Courtesy of Zander Kelley

But more salient than that particular gap was the overall behavior of the two formulas. Plot the fraction of elements between 1 and N that each formula represents, and you’ll see Behrend’s number rapidly shrink to zero as N grows. Roth’s fraction, on the other hand, slides toward zero, but slowly and gently. The two curves are very different shapes, and the true proportion of elements lying in a set without arithmetic progressions could, so far as mathematicians knew, lie anywhere between them.

Beginning in the 1980s, “there was a long sequence of, in hindsight, fairly incremental improvements by a large number of really famous mathematicians,” Green said. Every once in a while, someone would nudge Roth’s upper limit down by a hair or two, and eventually it got considerably lower. Behrend’s lower bound, by contrast, didn’t budge for decades. Mathematicians began to think that Behrend might not have been far from the true answer, Bloom said.

Until Kelley and Meka’s paper arrived in early 2023, the maximum size of a progression-free set was penned in from below by Behrend’s formula, and from above by Bloom and Sisask’s. Bloom and Sisask’s paper from July 2020 had crossed the critical “logarithmic” threshold by showing that a progression-free set must have substantially fewer than N/(log N) elements. But their result still sat high above Behrend’s. Kelley and Meka’s new upper bound is drastically closer to the floor set by Behrend.

“Meka and Kelley have sort of leapfrogged all this incremental progress,” said Terence Tao, a prominent mathematician at UCLA.

Their formula is almost the same as Behrend’s, with only a few parameters tweaked. As N approaches infinity, a plot of Kelley and Meka’s formula will eventually settle into a curve that resembles the Behrend curve. “Any bound of that shape just seemed like an impossible dream before,” Bloom said.

“I was really just quite staggered that they had made such an improvement,” Green said.

A Different Tack

 Though Kelley and Meka had never fully ventured into pure mathematics research before, arithmetic progressions were familiar to them when they started. In general, computer scientists “are hungrily looking outward for techniques that would work to solve our problems,” Kelley said. The tools historically used to study the size of a progression-free set have become widely used in the computer science subfield of complexity theory. The problem of narrowing down the size of such a set is well-known to complexity theorists as a quintessential example of applying techniques that probe the inner structure of sets.

A portrait of mathematician Raghu Meka.

Together with Zander Kelley, Raghu Meka found a new — dramatically smaller — upper bound to the size of progression-free sets.

Courtesy of Raghu Meka

In late 2021, Kelley and Meka were analyzing the chances that a team of players in a certain cooperative game would be able to win, a standard type of computer science problem. It occurred to them that techniques from research on the size of progression-free sets might be helpful. But they found it easier to directly study those techniques than to apply them to the cooperative game. “My best idea for how to make progress on this problem [was] to actually improve the tool itself, not to use it in a more clever way,” Kelley said.

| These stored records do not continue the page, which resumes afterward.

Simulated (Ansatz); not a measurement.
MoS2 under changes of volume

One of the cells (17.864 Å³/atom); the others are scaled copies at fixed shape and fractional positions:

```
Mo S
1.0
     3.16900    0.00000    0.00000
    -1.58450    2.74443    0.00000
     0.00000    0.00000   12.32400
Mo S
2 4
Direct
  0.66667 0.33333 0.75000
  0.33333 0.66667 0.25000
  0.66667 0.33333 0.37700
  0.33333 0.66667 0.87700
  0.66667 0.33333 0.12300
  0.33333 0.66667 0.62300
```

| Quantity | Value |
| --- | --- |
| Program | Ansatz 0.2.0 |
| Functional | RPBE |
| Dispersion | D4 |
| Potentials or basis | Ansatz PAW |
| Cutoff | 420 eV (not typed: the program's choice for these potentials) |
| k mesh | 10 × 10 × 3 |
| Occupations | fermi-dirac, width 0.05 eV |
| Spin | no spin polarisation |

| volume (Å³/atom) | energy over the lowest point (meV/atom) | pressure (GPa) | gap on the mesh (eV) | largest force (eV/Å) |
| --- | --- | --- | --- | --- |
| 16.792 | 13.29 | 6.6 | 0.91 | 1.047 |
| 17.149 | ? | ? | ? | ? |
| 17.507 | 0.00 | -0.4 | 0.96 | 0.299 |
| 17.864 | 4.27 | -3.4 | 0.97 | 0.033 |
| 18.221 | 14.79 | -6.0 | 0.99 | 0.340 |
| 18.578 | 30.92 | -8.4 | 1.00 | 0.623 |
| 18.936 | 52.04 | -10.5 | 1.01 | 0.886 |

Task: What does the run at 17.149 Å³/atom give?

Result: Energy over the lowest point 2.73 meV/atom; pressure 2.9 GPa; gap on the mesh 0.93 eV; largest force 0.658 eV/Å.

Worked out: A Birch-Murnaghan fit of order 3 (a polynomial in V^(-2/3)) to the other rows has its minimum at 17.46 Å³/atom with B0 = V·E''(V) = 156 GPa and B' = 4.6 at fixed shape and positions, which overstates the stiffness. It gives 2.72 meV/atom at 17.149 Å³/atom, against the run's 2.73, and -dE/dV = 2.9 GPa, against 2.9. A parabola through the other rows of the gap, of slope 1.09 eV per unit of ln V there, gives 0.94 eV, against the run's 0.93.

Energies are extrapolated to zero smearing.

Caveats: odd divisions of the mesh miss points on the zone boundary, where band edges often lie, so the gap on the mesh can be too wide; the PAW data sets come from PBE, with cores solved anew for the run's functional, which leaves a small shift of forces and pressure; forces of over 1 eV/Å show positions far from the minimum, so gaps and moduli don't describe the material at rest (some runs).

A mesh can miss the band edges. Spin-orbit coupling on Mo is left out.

“At some point, we just decided to work on this question directly,” Meka recalled. Six months later, the two researchers had figured out their strategy and just needed to iron out how to apply their method to the problem at hand.

To see how they arrived at their new upper limit, take any set of numbers between 1 and N. Call it A. The density of A is the percentage of the numbers between 1 and N that it includes. Since there are a lot of possible arithmetic progressions between 1 and N, if you don’t choose the elements of A carefully, any A with high density will likely contain lots of arithmetic progressions.

In their proof, Kelley and Meka imagined that A had few or no arithmetic progressions, and they attempted to trace out the consequences. If A was dense enough, they showed that an absence of progressions necessitated a level of structure within A that would inevitably result in a contradiction, meaning that A must, after all, contain at least one progression.

To understand that structure, they considered the set A + A, which consists of all the numbers made by adding two elements of A. They noticed that if A contains comparatively few arithmetic progressions, this implies a redundancy among the elements of A + A: Different pairs of numbers from A often add up to the same number.

Portraits of mathematicians Olof Sisask and Thomas Bloom.Portraits of mathematicians Olof Sisask and Thomas Bloom.
Until February, the lowest upper bound to the size of a progression-free set came from a 2020 paper by Thomas Bloom (left) and Olof Sisask (right).

Courtesy of Thomas Bloom and Olof Sisask

Density can be defined not only in comparison to all the integers between 1 and N but in comparison to some subset — say only the even integers in that interval, or only the multiples of 3. Kelley and Meka used the redundancies in A + A to find a subset of the integers where elements of A were particularly common.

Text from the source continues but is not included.